Last September, Hubspot published an awesome article on how businesses are using social media to drum up new customers with some statistical highlights including that, between 2009 and 2012, the amount of businesses that felt Facebook marketing was critical or important for their business increased by 75%, and that 80% of surveyed social network users prefer to connect to a brand using Facebook.
The level of exposure and engagement that social media offers its users has, quite clearly, captured the attention of business owners. However social media is still a fairly new medium to market in, and businesses that set up their own social media department often have little to no clue as to what their employees should be doing. I talked with my own social media manager Heather Taylor, and we came up with three jobs that you should expect your department to be working on.
Produce good content.
SEO has become very misunderstood. A high ranking on Google is not won by repeating key phrases over and over and over again. Keywords are still an important part of SEO, but changes to search engine algorithms means that unique content needs to produced and disseminated through your various social channels. Google filters out duplicative, low-quality content, so you need good writers on your social media team. Hosting well-written posts and pages will help your search engine ranking, and posting links to those same well-written posts in your Facebook feed or Google+ page helps draw new visitors.
Monitoring your social feeds is a big part of social media. However, having a department that stares at their computers as tweets whiz by will not help you market your brand or attract new customers. Monitoring a feed means engaging customers, showing that there is an actual person running these social profiles. No one wants to talk to a business that doesn't care what they have to say, and part of social marketing is connecting with your customers at a level that was once nearly impossible using traditional advertisements like commercials or direct mailing. Let them inject a little bit of personality into the business's social presence - doing so will go a long way in attracting followers and increasing your fan's affinity for your business.
Social media employees have to stay up to date, plain and simple. Things are constantly changing in this industry, and your department needs to stay abreast of those changes, lest your social presence stagnate. Being an active member of a community of social media professionals, like Social Media Today, makes staying relevant a lot easier as that community is constantly tracking, and informing other members, of changes. It also pays to network with other companies and departments through the comments section, or by re-tweeting certain articles, as they can help increase your own business's exposure. Just try and keep the outside articles that you do plug relevant to your business. After all, it would probably seem odd if a cupcake shop started randomly tweeting about how politicians have begun to use social campaigning strategies.

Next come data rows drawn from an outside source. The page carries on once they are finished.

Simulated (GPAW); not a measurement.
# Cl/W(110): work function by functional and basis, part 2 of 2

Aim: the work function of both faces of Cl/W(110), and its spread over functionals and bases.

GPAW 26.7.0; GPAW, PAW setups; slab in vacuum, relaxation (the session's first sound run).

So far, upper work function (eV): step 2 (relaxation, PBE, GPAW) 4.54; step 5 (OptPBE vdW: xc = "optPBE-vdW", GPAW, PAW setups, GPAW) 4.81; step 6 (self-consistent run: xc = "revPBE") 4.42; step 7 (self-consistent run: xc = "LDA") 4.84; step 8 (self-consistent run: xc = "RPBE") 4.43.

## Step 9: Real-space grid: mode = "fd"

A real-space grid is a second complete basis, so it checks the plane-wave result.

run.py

A lot more goes into running a social media department, but if your social media employees are doing the above three things, then they are off to a good start. Building a social presence is a lot like building a business - you learn things along the way, and have to rise to meet the unique challenges that every company inevitably faces. There is no magic formula for deciding how, exactly, a social media department should be spending its time. But there are certain things that you should expect to be done, and knowing what to expect is the first step in determining the value of your social media department.